Research

With the focus on “Gun Crime,” what percent of Violent Crimes involve Guns? 8.3%

12 Jul , 2021  

I’ve asked to prioritize gun violence. . . .

Joe Biden, “Remarks by President Biden on Gun Violence Prevention,” The White House Briefing Room, April 8, 2021.

For folks at home, here’s what you need to know: I’ve been at this a long time and there are things we know that work that reduce gun violence and violent crime, and things that we don’t know about. But things we know about: Background checks for purchasing a firearm are important; a ban on assault weapons and high-capacity magazines — no one needs to have a weapon that can fire over 30, 40, 50, even up to 100 rounds unless you think the deer are wearing Kevlar vests or something . . .

Joe Biden, “Remarks by President Biden and Attorney General Garland on Gun Crime Prevention Strategy,” The White House Briefing Room, June 23, 2021.

. . . to hear directly from each of them about reducing violent crime and, particularly, gun violence in our communities. . . .

Joe Biden, “Remarks by President Biden Discussing His Administration’s Comprehensive Strategy to Reduce Gun Crimes,” The White House Briefing Room, July 12, 2021.

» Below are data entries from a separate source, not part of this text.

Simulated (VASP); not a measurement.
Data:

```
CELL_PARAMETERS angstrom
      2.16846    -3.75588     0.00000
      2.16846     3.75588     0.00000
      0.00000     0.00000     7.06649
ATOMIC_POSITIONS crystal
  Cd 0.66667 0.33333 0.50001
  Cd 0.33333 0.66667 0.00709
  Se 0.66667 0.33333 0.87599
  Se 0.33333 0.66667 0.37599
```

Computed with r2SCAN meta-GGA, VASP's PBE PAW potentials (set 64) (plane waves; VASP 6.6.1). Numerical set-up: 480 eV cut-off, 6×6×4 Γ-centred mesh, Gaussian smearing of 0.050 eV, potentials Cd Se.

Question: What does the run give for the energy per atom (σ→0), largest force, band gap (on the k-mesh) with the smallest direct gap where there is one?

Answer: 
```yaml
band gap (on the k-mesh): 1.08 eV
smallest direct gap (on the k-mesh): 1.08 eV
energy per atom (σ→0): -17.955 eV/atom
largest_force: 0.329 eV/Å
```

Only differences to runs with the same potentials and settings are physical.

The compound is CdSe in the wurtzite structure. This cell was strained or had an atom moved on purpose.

Over and over Biden’s April, June, and today in July presentations on crime have focused on gun crime, not violent crime. Indeed, the White House titled all talk this way: “Remarks by President Biden on Gun Violence Prevention,” “Remarks by President Biden and Attorney General Garland on Gun Crime Prevention Strategy,” and “Remarks by President Biden Discussing His Administration’s Comprehensive Strategy to Reduce Gun Crimes.”

In Biden’s three speeches, he mentioned “gun” or “firearm” 148 times. The term weapon, sometimes in connection with “assault weapon,” is used another 21 times. By contrast, the words “crime,” “violence,” or “violent” were mentioned 89 times not directly in context with guns, such as describing “gun violence.” And it is clear that Biden was talking about violence generally, not just murder, as in these three presentations he only mentions the word murder three times.

Biden’s number one solution is background checks on private gun transfers. His second solution is an assault weapons ban.

But the National Crime Victimization Survey, in the latest year that it is available, 2019, show that there were 5,440,680 rapes, robberies, and aggravated assaults (Table 1) and 16,425 murders. Firearms were used 440,830 incidents for rapes, robberies, and aggravated assaults (Table 25) and 10,258 murders. Adding those up indicates that 8.27% of violent crime incidents involve firearms. It has stayed the same percent for decades. For example, in 2000, it was 8.5% (Table 5) (also using murder data collected here). In 2010, it was 9% (Table 4) (again using murder data collected here).

But if Biden is worried about assault weapons, just 258 of the 17,413 murders in 2016 involved any type of rifle — 1.48%. Overall violent crimes don’t have them broken by type of gun used, but rifles are obviously a very time portion of violent crimes. (In 2019, the percent was 2.2%.)

Everyone wants to go after “rogue gun dealers,” but that isn’t what they are doing. They want to go after dealers who make trivial paperwork mistakes, to drive them out of business with their zero tolerance policy.

For Biden who keeps talking about reducing violent crime, why does he focus on such a small portion of it?